While reading Grown up Digital, I quickly understood that the education system in America is in the same sorry state as our health care system. And What Would Google Do? highlights many of the same problems. The language the young people speak, the way their minds work, and how they learn seems like ADD to a greying generation of leaders. However, there are people out there thinking much smarter than the status quo:
After 13 years of work getting a K-12 education, why is it that all a student has to show for it is (if things go well) a diploma?
It seems to me like our goals should be so much different, such as:
In writing: students should have a very rich blog with hundreds of quality posts on it, as well as several major self-published pieces and several other items that were genuinely published by outside sources (editorials in the local paper, columns for a trade magazine, etc.)
In science: students should have at least one patent and/or at least one invention that they’ve actually created a prototype for (or, better, that has had copies of which have actually sold)
In math: students should be able to balance a checkbook, understand how to stay out of debt and avoid credit spending, and understand how to interpret biased statistics and advertisements correctly; they should also be able to solve any real-world math problem they may encounter in life (figuring out the reduced cost of having improved gas mileage, determining the amount of interest that would accrue on various home loans, figuring out which jar of peanut butter costs less per ounce, being able to make two-thirds of a batch of something, etc.).

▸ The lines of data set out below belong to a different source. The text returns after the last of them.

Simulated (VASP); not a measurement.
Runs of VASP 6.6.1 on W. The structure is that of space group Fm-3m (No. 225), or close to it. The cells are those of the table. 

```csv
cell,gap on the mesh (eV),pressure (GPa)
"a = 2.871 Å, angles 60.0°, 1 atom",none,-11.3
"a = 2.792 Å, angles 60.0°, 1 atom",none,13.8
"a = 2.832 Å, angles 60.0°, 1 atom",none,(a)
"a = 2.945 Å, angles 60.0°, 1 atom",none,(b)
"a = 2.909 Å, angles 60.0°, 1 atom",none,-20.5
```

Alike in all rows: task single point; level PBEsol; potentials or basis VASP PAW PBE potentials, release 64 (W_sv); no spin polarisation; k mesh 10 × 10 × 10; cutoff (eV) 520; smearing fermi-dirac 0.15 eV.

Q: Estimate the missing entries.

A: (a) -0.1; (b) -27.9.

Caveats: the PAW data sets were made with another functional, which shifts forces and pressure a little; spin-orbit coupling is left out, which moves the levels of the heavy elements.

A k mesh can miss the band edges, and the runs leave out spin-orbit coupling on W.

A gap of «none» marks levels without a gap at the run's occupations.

In social studies: students should be able to read every article in the newspaper and understand (when applicable) the article’s significance and the historical events that have led up to the event being described. When applicable, students should also understand the geography of the location(s) being discussed, as well as the religious and political backgrounds of the people groups involved
Finally: students should be heading to their post-K-12 life with a plan for the future, rather than just heading to college because everyone is doing it. They should have an extensive understanding of a significant number of careers in their preferred field(s) of study as well.